The Survey of English Usage was the first research centre in Europe to carry out research with corpora. The Survey is based in the Department of English Language and Literature at University College London.
The Survey of English Usage was founded as the Survey of Spoken English at Durham University in 1959 by Randolph Quirk, moving with him to University College London in 1960. [1] Many well-known linguists have spent time doing research at the Survey, including Bas Aarts, Valerie Adams, John Algeo, Dwight Bolinger, Noël Burton-Roberts, David Crystal, Derek Davy, Jan Firbas, Sidney Greenbaum, Liliane Haegeman, Robert Ilson, Ruth Kempson, Geoffrey Leech, Jan Rusiecki, Jan Svartvik, and Joe Taglicht. The current director is Bas Aarts. [2]
The original Survey Corpus predated modern computing. It was recorded on reel-to-reel tapes, transcribed on paper, filed in filing cabinets, and indexed on paper cards. Transcriptions were annotated with a detailed prosodic and paralinguistic annotation developed by Crystal and Quirk (1964). [3] Sets of paper cards were manually annotated for grammatical structures and filed, so, for example, all noun phrases could be found in the noun phrase filing cabinet in the Survey. Naturally, corpus searches required a visit to the Survey.
This corpus is now known more widely as the London-Lund Corpus (LLC), as it was the responsibility of co-workers in Lund, Sweden, to computerise the corpus. Thirty-four of the spoken texts were published in book form as Svartvik and Quirk (1980), [4] and the corpus was used as the basis for the famous book A Comprehensive Grammar of the English Language (Quirk et al. 1985). [5]

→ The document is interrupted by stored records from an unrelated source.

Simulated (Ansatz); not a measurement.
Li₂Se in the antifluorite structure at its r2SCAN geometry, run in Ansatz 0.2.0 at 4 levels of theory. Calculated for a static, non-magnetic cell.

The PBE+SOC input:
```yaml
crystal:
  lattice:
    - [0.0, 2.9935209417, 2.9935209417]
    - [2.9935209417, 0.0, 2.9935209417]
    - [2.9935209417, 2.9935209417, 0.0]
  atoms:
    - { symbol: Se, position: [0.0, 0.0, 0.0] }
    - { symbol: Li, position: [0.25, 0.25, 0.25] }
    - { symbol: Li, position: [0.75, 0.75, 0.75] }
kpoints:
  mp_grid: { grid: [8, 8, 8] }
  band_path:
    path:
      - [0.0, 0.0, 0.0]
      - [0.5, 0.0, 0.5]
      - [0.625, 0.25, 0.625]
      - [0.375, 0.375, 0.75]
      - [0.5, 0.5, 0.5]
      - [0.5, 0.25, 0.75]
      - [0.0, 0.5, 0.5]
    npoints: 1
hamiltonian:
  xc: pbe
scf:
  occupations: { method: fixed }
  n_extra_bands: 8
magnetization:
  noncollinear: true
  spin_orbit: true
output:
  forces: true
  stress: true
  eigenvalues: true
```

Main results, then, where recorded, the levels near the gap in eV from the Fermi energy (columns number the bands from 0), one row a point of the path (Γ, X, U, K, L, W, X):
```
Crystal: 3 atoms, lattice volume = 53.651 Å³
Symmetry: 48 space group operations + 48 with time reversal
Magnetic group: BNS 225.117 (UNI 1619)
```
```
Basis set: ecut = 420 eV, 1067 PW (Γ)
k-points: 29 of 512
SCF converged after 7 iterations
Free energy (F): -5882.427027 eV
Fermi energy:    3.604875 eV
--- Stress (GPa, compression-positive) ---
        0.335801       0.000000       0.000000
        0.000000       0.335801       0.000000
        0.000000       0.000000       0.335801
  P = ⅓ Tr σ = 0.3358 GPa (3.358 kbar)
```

In 1988 Sidney Greenbaum proposed a new project, ICE, the International Corpus of English. ICE was to be an international project, carried out at research centres around the world, to compile corpora of English varieties where English was the first or second official language. ICE texts would contain spoken and written English in a balanced sample of one million words per component so that these samples could be compared in a wide varieties of ways. The ICE project continues around the world to the present day.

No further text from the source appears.